To be sure, the young athlete had a natural affinity for the game. But his skill at the plate was also a product of incessant practice. His parents insisted that he fulfill certain obligations—drying the dishes after dinner, mowing the lawn, and taking care of other household chores—but decided that he need not get a job. Instead, Duke could spend his spare time practicing athletics. That was no small sacrifice for the Snid ers, because money was always tight (and would lead his mother to do whatever she could to preserve what they had—such as stuffing cardboard in her son’s sneakers to make them last longer).
For his part, young Duke made the most of his parents’ generosity. “While lots of other kids in the neighborhood spent their spare time at the beach,” he remembered, “I was getting my suntan playing softball.” The focus on softball was not accidental. There was no Little League in his community and thus no opportunity to play baseball until the local playground organized a baseball league when he was ten years old. Most of those early summers (even after the creation of the playground’s baseball league) were spent on the softball field, and Duke was able to lead his team to three championships.
Duke had no difficulty in making the transition to baseball when he entered high school in 1942. Reflecting on his high school career in sports many years later, he would say, “I never knew what failure was.” He could not only hit and play center field but could pitch as well (hurling a no-hitter with fifteen strikeouts against Beverly Hills High School in his first game). Duke had a similar proficiency in playing football and basketball. Pete Rozelle, Snider’s high school classmate and later the first commissioner of the National Football League, said that “the most amazing football game” he had ever seen—which included more than thirty years of watching professional teams—was the high school game in which a young tailback named Duke Snider threw a sixty-three-yard pass in the closing seconds to beat a rival team.

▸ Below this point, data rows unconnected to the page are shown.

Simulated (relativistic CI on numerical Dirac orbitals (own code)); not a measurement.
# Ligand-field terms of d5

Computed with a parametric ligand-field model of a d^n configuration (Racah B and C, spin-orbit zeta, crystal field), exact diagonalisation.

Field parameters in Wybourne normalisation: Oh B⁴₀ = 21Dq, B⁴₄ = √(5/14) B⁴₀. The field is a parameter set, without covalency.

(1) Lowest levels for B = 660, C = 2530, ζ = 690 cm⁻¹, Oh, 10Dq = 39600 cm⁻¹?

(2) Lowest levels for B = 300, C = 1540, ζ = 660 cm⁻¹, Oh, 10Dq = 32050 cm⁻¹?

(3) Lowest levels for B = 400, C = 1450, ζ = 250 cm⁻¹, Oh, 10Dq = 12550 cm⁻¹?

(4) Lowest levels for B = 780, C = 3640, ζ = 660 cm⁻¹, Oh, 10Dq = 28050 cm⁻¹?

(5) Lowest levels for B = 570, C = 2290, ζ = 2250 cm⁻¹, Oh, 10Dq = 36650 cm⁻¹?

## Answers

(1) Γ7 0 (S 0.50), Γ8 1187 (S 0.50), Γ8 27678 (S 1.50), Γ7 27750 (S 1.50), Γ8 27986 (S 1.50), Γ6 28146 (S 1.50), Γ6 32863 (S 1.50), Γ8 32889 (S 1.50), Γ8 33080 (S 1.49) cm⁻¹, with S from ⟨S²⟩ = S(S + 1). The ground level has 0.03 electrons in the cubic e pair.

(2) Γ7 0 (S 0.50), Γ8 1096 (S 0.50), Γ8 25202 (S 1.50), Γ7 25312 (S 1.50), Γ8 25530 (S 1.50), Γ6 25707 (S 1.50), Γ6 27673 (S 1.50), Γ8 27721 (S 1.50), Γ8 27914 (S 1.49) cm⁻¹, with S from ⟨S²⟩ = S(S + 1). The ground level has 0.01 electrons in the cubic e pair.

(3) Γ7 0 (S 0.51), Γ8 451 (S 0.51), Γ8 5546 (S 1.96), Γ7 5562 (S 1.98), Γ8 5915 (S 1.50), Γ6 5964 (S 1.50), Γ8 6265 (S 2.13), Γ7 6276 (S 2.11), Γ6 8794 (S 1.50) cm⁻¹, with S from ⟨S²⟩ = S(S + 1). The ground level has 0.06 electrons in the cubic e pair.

Summers were now spent with much older players on the Monte bello Merchants, a local semipro baseball team. “I wasn’t excelling,” Snider remembered, “but I was holding my own.” Recognition of that talent no doubt led the manager to give Duke a chance to play third base, but the change in positions did not suit the young player. “I wasn’t so hot,” Snider later recalled. “The balls came down the line too fast.” He soon returned to the security of the outfield, and even there he was slow to field ground balls that made it through the infield. (When Dodger teammate Pee Wee Reese complained to him many years later about that shortcoming, Duke traced the problem back to those days in high school. “I had been an infielder,” he explained, “and I hated those ground balls. And I still hate them.”)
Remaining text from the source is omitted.